# Wheel Moving Analysis with Pandas and Seaborn


In this set of exercises we will analyse trial-level time series data using Pandas Dataframes and the seaborn plotting library. 

In the experiment, a mouse sits at a steering wheel and is able to freely turn the wheel (or not as they sometimes do). During a trial, the animal has a given amount of time in which to turn the wheel and the turning speed is recorded. Here, we will visualise and analyse this data.

We will cover
* Dataframe indexes and manipulation
* Making lineplots
* Data analysis with metrics
* Reporting quantitative results with print statements

In [None]:
import xarray as xr
import pandas as pd
import numpy as np
import seaborn as sns
import matplotlib.pyplot as plt
from matplotlib.colors import LogNorm

## Making Analysis Easy: Extracting Data from XArray Datasets into Pandas DataFrames

We load the data from the experiment into an xarray Dataset. However this is not the only Python type than can hold the data. You will find different types better for working with different kinds of data. A real-world example is that a bottle is perfect for carrying water, but not ideal for carrying apples! The same is true for data, with different Python types having different properties and ways of working with them.  
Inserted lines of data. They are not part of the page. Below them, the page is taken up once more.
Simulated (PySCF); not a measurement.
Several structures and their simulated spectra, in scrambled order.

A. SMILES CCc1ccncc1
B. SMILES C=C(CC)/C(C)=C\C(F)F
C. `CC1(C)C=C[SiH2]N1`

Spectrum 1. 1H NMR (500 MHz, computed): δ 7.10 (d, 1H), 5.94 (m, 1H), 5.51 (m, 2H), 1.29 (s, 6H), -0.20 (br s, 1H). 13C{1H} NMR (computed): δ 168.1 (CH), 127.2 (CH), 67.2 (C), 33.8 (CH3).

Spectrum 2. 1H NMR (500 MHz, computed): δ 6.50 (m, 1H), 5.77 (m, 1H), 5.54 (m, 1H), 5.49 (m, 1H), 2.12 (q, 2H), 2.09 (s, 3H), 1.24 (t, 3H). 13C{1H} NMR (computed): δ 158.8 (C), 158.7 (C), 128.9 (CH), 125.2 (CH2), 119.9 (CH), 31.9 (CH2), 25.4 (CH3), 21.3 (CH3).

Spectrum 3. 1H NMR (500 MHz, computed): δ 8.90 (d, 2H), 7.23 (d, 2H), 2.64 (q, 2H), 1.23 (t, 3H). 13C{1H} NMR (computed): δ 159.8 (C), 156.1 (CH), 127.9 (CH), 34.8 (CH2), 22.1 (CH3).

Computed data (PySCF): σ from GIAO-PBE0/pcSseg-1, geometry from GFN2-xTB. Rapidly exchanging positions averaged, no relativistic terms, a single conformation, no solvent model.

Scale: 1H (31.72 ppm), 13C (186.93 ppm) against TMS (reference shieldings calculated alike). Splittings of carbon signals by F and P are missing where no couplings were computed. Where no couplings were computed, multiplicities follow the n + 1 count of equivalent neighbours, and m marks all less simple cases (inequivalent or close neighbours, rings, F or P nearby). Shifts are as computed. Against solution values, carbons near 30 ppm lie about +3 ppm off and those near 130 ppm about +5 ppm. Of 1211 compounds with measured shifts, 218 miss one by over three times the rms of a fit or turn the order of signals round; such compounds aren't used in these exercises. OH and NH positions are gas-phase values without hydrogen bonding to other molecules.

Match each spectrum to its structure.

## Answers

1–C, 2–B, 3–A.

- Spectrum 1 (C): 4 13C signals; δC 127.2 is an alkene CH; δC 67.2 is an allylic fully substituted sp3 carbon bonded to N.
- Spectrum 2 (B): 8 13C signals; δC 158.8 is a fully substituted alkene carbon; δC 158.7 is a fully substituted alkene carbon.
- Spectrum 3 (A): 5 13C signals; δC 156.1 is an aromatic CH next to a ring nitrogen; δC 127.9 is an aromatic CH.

This section is focussed on moving data from one type to another. 

We will convert an xarray Dataset into a pandas DataFrame. Pandas DataFrames are powerful data structures that allow for smooth analysis of complex datasets. You can think of them like tables with rows and columns, but they can do much more than tables. Every DataFrame has an index which is used to access rows of the DataFrame. We will explore different indexing methods and see how to change between several types.


**Libraries Used:**

- **xarray:** 
  - `xr.load_dataset()`: Loads a dataset from a specified file path using the xarray library. It facilitates data manipulation and analysis of multi-dimensional arrays.
  - `to_dataframe()`: Converts the loaded xarray dataset into a Pandas DataFrame for easier data manipulation and analysis.
 
- **Pandas:**
    - `df.reset_index()`: reset the index of a dataframe
    - `df.set_index(new_index)`: set the index of a dataframe to `new_index`
    - `df.unstack()`: changes one set of index labels into column labels
    - `df.stack()`: stacks column labels into index labels


**Example exercise**
This is an example of how to convert an xarray Dataset to a pandas DataFrame, reset and change the indices and convert the dataframe to a wide format.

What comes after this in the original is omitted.